The use of big data and machine learning in industrial quality control is an important emerging research area. Quality control is the process of ensuring that the product satisfies standards criteria set by regulatory authorities, companies or customers. In today’s world, quality control is an integral part of manufacturing industry. It serves multiple purposes, builds confidence in product, and identifies early on faults before the product reaches to customer. Recently, researchers have applied AI and ML to various domains. There is untapped potential in manufacturing industry using artificial intelligence in industrial control and manufacturing. Solutions have been proposed that employ Artificial Intelligence (AI) techniques for engine failure testing after the assembly. In this paper, a novel and useful approach is proposed for detecting the anomalies in engine system by combining two robust and useful machine learning algorithms which include: (1) Density-Based Spatial Clustering of Applications with Noise (DBSCAN), and (2) decision tree algorithm. Decision Tree (DT) algorithm is used to build decision tree for prediction. The propose algorithm is tested in MATLAB. This proposed model is applied to MQ9 Rapper drone engine unit TPE331-10 failure testing as a case study and has achieved the 99.3% accuracy of detecting anomalous engine. In this research our goal was to achieve the 99.97% accuracy by using our hybrid approach. Our base paper to achieve this level of accuracy is; deep convolutional neural networks and s-transform [2, p. 8] by Guoqiang Li et al.
The use of artificial intelligence automation in manufacturing industry specially in aviation industry are relatively new and getting more attention. AI-based automation work can improve the product quality as human inspector and quality engineer can focus on another task if AI-based robot can work on complex and repeated task.
The key contribution of this research is successfully and accurately combination of DBSCAN with DT in detecting the anomalies of engine with high accuracy. It is lightweight model. Other model uses artificial intelligence models which are not much accurate as our model is, they are computationally intensive and complex to implement and do not suit to sit perfectly in such a situation. In this paper, we proposed a combined an AI-based approach using DBSCAN with DT in detecting the anomalies in UAVs engine with high accuracy.

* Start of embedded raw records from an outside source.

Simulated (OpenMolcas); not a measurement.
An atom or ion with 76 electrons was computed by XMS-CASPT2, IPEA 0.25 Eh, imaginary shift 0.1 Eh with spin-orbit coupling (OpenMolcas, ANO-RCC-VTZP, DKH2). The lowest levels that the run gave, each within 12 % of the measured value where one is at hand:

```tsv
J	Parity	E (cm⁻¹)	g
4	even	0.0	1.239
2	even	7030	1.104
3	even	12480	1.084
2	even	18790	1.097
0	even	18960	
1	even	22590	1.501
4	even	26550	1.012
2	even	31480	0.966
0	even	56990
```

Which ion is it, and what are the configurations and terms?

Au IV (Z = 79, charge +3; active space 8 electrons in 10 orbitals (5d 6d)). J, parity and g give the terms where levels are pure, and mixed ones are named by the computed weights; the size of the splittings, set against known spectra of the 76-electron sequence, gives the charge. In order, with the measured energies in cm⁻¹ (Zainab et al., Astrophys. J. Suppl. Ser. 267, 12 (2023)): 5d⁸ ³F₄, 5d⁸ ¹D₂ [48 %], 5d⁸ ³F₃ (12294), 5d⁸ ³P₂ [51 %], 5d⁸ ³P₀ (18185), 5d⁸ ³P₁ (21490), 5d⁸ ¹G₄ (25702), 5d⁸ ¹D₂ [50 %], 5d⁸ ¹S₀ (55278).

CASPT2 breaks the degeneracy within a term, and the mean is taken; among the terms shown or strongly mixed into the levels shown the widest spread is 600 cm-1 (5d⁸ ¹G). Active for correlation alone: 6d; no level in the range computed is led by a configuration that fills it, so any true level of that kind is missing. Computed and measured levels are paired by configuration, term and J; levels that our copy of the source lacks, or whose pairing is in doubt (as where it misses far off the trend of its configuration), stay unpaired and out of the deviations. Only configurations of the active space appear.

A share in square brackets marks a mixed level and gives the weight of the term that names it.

It is lightweight model and can be successfully use in-house UAV engine testing and on the fly engines health monitoring. Other model uses artificial intelligence models which are not much accurate as our model is, they are computationally intensive and complex to implement. Our model uses DBSCAN algorithm which is suitable even we have heterogeneous data . It can form any type of cluster for given radius and minimum points values. As a future work, we plan to expand our model to include other key variables such as vibration per seconds, heat, and noise. In addition, we plan to consider real-time feeds from engine sensors.